Composed Improvisation

Improvised Composition

Straight Lines

Percussion/Repercussion

Composed Improvisations and Improvised Compositions are attempts to deal with what I see as problematic in improvisation and composition. For the former, the physical-psychological continuity between the performer and the performance, which ultimately reduces the performance to what the given performer is able, ready, and willing, to do (a feminine problem); for the latter, the institutional-hierarchical gap between the composer and the performer, which potentially reduces the performance to a predetermined plan (a masculine problem). My solution: to introduce distance between the performer and what is performed, as well as to remove the distance between the act of composition and performance.

Improvised Composition F has been primarily been performed as dance, and Improvised Composition M primarily as music, but genre designations are not essential--the difference is between two modes of conveying what is composed: verbal/gestural instructions (a feminine mode) and written scores (a masculine mode). In fact, the first can also be arranged to be performed as music, and the second as dance (or any other genre where issues of performance and composition is relevant, such as theatre). But yes, the dichotomy persists.

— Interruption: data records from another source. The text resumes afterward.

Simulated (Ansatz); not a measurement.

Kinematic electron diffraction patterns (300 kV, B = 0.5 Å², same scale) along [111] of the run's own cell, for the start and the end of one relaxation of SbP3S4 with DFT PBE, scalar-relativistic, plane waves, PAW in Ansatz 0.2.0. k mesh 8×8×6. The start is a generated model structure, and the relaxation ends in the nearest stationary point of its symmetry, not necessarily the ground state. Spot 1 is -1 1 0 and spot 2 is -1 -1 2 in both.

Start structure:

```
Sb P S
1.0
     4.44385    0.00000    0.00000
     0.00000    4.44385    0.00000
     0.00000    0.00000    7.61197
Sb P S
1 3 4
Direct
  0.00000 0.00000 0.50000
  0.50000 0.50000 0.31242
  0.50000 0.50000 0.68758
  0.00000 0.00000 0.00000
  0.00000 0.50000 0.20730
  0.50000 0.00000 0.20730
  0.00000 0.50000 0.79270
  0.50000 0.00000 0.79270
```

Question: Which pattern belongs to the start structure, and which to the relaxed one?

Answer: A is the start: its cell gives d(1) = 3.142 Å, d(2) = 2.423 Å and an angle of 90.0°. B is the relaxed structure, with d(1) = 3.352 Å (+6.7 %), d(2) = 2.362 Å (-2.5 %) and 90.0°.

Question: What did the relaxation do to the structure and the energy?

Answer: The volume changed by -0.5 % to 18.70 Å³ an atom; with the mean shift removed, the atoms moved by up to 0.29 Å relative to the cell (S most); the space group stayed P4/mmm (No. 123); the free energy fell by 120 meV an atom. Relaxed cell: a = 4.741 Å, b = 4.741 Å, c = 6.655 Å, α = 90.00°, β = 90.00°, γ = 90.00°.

Straight Lines is a project in progress, in which a found orchestral score is entrusted to an individual who has no previous knowledge on how to read a musical notation, but it nonetheless equipped with other forms of knowledge that s/he might employ to decode the score. The individual works with an orchestra, giving them instructions as to how the music should be played. The instructions must be as precise as possible, and derived solely from his or her reading of the decoded score. Any question that might arise in the process of decoding, as well as questions that arise from the musicians, must be answered via further reading of the score. Currently, I am working with the following individuals: (a) a police detective, (b) an 8-year old elementary school student, (c) an archaeologist, and, (d) a Star Trek aficionado.

Pierre Schaeffer’s notion of “acousmatique” refers to the separation of sound from the sounding body which caused it. This disembodiment of sound was crucial for Musique Concrète which aimed to establish a whole new system of musical organization for recorded sounds. The erasure of its physical origin facilitated the sound material’s entry to a new systemization solely based on the purity of reduced listening. But of course neither a complete disembodiment nor total reduction can actually be achieved. Outside the safe havens of the Parisian RTF electronic studio, the absence of sounding body first and foremost triggers the listener to search for, or deduce at least, the unknown origin of the sound. This is for a simple reason that in real life, encounters between bodies can be violent and even deadly. So the listening body attempts to identify, visually or conceptually, the sounding body to avoid the dangers of collision. For the composer to close his eyes and forget the physicality of sounds, he needed to retrieve into his studio, safely detached both in space and time from any effects of the sounding body. In this way, the notion of acousmatique along with reduced listening bases itself on a primal reduction of collisions—an annulment of physical percussions and repercussions.

But the very technology that enabled this annulment also adds an ironical twist to the tale. For the spatial and temporal separation of sound from its body relied on recording technology, and the recording and playing back of sound—from microphones to magnetic tape, and from the tape to the loudspeaker—were enabled and regulated primarily via the mechanism of electromagnetic forces. In this trajectory, sound waves were first transduced into electric signals through the workings of a coil and a surrounding magnet inside the microphone, which then were used to move the electromagnet so that a magnetic flux would be applied to the oxide on the tape. The play back simply reversed this process, outputting the sound from the loudspeakers by transducing the electric signal back into sound waves. The invisible power of magnetic field thus made it possible to make sounding bodies invisible. But what is magnetism if not the very force responsible for attracting and repelling bodies? The very technological condition for acousmatique disembodiment thus turns out to be the central force to dismantle the Schaefferian reduction of collisions.

The works from the Percussion/Repercussion series all hinge on this curious paradox of the notion of acousmatique under the metaphoric and literal rubric of magnetism. They intend to demonstrate, as well as feed upon, the fact that percussions and repercussions of bodies are not only the source of accidents, but also the primordial condition of sound, and therefore, music.